Joan Eardley
Joan Eardley (1921-1963) was a distinctive and critically acclaimed painter who studied at The Glasgow School of Art between 1940 and 1943. Best known for urban, realist paintings of children in the streets of Townhead, Glasgow and her semi-abstract, highly expressive land and seascapes around Catterline, Aberdeenshire, made in the decade before her death in 1963, she remains one of Scotland’s best-known twentieth century artists.
Her drawings from the 1940s encompass rural landscapes and farm animals to inner city markets and canals, life drawing, portraits and figures to architecture, cityscapes and interiors. They recorded places ranging from student life drawing classes at GSA to San Marco in Venice, from farm wagons in Lincolnshire to the Barras market in Glasgow.

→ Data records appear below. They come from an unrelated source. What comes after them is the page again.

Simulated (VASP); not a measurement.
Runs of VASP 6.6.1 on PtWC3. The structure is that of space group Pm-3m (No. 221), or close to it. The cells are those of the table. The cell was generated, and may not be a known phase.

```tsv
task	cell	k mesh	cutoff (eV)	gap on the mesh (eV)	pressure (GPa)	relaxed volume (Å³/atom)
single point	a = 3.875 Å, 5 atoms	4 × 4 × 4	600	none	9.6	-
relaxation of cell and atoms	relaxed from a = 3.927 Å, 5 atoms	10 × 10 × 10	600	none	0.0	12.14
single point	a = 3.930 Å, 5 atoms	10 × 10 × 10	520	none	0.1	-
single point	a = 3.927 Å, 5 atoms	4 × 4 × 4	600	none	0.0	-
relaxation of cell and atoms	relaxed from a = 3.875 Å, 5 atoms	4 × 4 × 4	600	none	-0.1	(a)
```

As a student during wartime, conscription meant that Eardley and her peers, mostly women, formed a far smaller cohort of students than was usual at GSA. Under the tutelage of Hugh Adam Crawford (1898-1982), her classmates and peers included close friend and collaborator Margot Sandeman (1922-2009), the curator and critic Cordelia Oliver (1923-2009) (who would go on to write the first critical biography of Eardley and curate a number of posthumous exhibitions of her work), and the internationally renowned artist and poet Ian Hamilton Finlay (1925-2006).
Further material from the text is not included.